Final exams are a relic of the early 19th century. Should they still exist?

As a Business, Marketing and Communications Major at Westfield State University, Adriana Judkins understands as well as any other student the stress of final exams.

“It’s either been work, class, or studying. I’ve barely even had time to sleep,” she says.

Adriana is one of millions of students across the country in the midst of these finals, which are often worth a large percentage of a student’s grade and may even determine whether a student passes or fails a course.

Although examinations have existed as a part of the college curriculum since the 17th century, it was not until the 1830s that Yale and Harvard began introducing written final exams as a way of testing large numbers of students at once.

In recent years, the concept of final examinations has fallen out of favor with higher institutions. Adriana has a theory as to why.

“They aren’t a true representation of how you do throughout the entire semester,” she says.

Robert Bangert-Drowns, dean of the school of education at the University of Albany SUNY, agrees.

“If you looked at a lot of final exams in courses you’d think, ‘This is not a very valuable standard,’” Bangert-Drowns told the Boston Globe. “These tests ask the kind of questions that students may never be asked again in their lives, in detail that they may never be asked again in their lives.”

Although the actual content found within final exams may be questionable, they also have the potential to stimulate learning through the review of previously covered topics and concepts.

However, it has also been found that students better retain information when given regular, smaller tests, rather than cumulative finals.

Linda Serra Hagedorn, a professor at Iowa State University and president-elect of the Association for the Study of Higher Education, attributes this to the continuous process of learning that accompanies regular testing, as opposed to the cramming style of study that is popular with larger exams.

“With final exams, it’s study, study, study. Take the exam — and now it’s gone. Move on,” said Hagedorn in the same Globe Report. “The better approach is to have a more holistic approach to learning where it’s smaller increments, where one learns in steadier and smaller increments.”

Students are often forced to find ways to cope with added stress during examination periods. Michael Harding, a sophomore at Bridgewater State University, has found solace in music.
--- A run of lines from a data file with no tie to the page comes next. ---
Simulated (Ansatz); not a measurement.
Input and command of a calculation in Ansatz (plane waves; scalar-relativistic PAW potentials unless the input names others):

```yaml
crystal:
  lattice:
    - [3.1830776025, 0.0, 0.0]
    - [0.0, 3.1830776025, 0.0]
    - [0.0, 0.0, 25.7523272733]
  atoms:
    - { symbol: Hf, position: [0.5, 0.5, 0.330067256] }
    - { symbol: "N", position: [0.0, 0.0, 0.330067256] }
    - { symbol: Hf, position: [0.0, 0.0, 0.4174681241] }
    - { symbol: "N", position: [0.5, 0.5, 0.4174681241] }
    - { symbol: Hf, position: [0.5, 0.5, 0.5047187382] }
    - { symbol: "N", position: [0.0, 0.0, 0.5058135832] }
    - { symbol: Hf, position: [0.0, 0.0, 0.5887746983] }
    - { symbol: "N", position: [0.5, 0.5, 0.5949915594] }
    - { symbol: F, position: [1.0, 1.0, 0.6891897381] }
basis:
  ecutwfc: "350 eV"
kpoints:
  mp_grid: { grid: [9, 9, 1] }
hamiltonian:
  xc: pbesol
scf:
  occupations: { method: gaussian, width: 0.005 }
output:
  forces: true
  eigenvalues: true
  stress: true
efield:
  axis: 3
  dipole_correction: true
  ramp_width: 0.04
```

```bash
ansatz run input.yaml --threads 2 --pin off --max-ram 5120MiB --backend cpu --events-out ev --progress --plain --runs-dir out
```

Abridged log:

“I listen to way more music during finals week than I usually do,” Harding says. “It just relaxes me and helps me get my head together, and then I can keep the information in my mind and do better on my tests.”

Although schools seem to be slowly trending away from traditional exams in favor of projects and more personal evaluations, the change is gradual.

However, Adriana hopes that future generations of students will be judged by something other than a single test.

“Students go to college to learn all types of different specialties,” she said. “By testing them all in the same manner, schools are doing them a disservice.”